This article explains how to solve problems using AI search techniques. This is an introductory article on AI search that helps the beginners understand searching in Artificial Intelligence.
When we have a problem we search for solution. If the search is done systematically there is a greater chance for getting the solution. To make the search systematic, intelligence and knowledge are required. Nowadays we tend to make use of machines to solve our problems. We could easily assume that if intelligence and knowledge are created artificially in machines, they will be able to solve problems. In the field of artificial intelligence (AI), number of search techniques have been developed for problem-solving. This article presents an overview of AI search techniques.
Problems And Solutions
Problems can be characterized as a space consisting of a set of states and a set of operators that map from one state to other states. There will be one or more initial states, intermediate states and one or more goal states. A solution will be a sequence of operators (or path) that map an initial state to goal state. The best solution will be the shortest path consisting of fewer number of operations. The solution path forms a tree structure. Assume that we need to reach a particular place farther away and we have to go by road. Now, the initial state is one we are currently staying and the goal state is obviously the place we need to reach. And there will be number of places, say intermediate states, in between. What is the best solution to reach the place? Obviously the shortest distance between the two places.

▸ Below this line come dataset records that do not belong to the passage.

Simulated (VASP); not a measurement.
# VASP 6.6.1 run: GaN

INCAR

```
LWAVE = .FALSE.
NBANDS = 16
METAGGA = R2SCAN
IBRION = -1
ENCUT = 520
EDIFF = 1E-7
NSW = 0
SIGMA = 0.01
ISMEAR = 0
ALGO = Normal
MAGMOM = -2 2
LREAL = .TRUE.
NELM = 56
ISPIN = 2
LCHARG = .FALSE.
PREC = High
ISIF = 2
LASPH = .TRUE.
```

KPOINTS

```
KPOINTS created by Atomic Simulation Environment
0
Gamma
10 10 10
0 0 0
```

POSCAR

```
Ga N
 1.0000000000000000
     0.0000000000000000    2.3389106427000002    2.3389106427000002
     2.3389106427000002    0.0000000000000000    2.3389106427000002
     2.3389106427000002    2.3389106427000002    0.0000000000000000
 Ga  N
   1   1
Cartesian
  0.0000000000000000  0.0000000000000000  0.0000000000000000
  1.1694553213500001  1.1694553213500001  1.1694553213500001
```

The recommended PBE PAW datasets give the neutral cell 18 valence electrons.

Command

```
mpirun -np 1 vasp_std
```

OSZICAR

Types of Search Techniques
Search techniques can be classified based on the amount of relevant information available. There are two broad categories: uninformed search and informed search.
Uninformed Search
It is not always possible to get all the relevant information to solve problems. In this situation, we have to search blindly with less information. Uninformed search is also called blind search. Searching is similar to traversing a tree where each node represents a state. One way of solving a problem is to search for all the states at the first level. Each state can then be explored to expand the tree to the next level. This search process continues level by level till the goal (or solution) state is reached. This is like searching for all the neighboring places first, then exploring all their adjacent places and so on till we reach the destination. This search technique is called breadth-first search (BFS). Though it takes a lot of time to reach the goal state, BFS guarantees that we can reach a state with shortest path from the initial state.
Instead of searching all the states at each level of the tree, search can be done by exploring one level deeper, usually left-wards till the goal state is reached or considerable number of levels explored. If no goal is reached then it has to backtrack to the previous level and continue searching in another direction. This technique is called depth-first search (DFS). If the goal state exists earlier in the search path then DFS is guaranteed to find it with less time. If the goal state is at the right most of the tree then DFS is no better than BFS. Sometimes it would be better to search in both directions: one from the initial state and another from the goal state. This is called bidirectional search.
Informed Search
When we have enough relevant information or clues, we can solve the problem at hand in a smarter way. The information that may lead to the solution is called heuristic information and informed search is commonly known as heuristic search. Instead of searching one path or many paths blindly, informed search uses the clue to decide whether to explore the current state further.
While climbing a hill we will look around to evaluate with the information at hand and decide which is the better position to move next. A search technique which behaves like a hill climber, known as hill climbing search, chooses the most promising node as successor and moves on. It is important to note that the explored nodes on the path are simply discarded. Though hill climbing can produce substantial savings when reliable information is available it has some drawbacks such as foothill, ridge and plateau traps. It would be wise to store the already expanded nodes so that we can backtrack if we realize that the present path is not promising one. A technique that follows this approach is called best-first search.
Apart from the search techniques mentioned above there are many variants of these techniques available. Which technique should be used entirely depend on the application and the information availabe for search.